25 Things You Learn Binge Watching Every WWE Ruthless Aggression PPV
15. December To Dismember Was Set Up To Fail
As aforementioned, WWE had already run one ECW pay-per-view in 2006 with One Night Stand. It closed with a fiery WWE Title bout that saw RVD beat John Cena to bag the belt. By comparison, December To Dismember had no chance. The “Extreme” Elimination Chamber lineup was rubbish, and the undercard was one of the worst to ever grace company PPV.
Balls Mahoney vs. Matt Striker? Daivari vs. Tommy Dreamer? Kevin Thorn and Ariel vs. Mike Knox and Kelly Kelly?! No wonder Paul Heyman had his head in his hands during the main event. He could see firsthand that the McMahon family just didn't get what it meant to satiate the rabid hardcore fanbase he'd steadily built then fed during the latter half of the 1990s.
This wasn't ECW, not as people who loved those 3 letters knew it.

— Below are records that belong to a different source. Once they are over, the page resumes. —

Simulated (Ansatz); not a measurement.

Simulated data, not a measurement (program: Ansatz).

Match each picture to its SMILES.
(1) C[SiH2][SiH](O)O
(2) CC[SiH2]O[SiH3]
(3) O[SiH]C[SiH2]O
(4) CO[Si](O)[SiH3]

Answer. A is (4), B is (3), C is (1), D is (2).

WWE gave the pay-per-view zero chance of succeeding going in. It was sandwiched between 2 main roster shows - Survivor Series on 26 November and Armageddon on 17 December. That left the 3 December ECW offering stuck like some piggy in the middle no-one was paying much attention to.
The live crowd (4,800) was small, the building looked low rent compared to Raw and SmackDown shows, the lineup didn't really appeal. What did December To Dismember have to shout about as a USP? Weapons in the "Extreme" Elimination Chamber? Big whoop.
It's no shocker that WWE changed tact on ECW after this. They'd picked up a shovel and heaped too much dirt on their own 'C' tier property since ONS '06. Thus, trying to run a standalone PPV with this roster was akin to running one with 205 Live a generation later.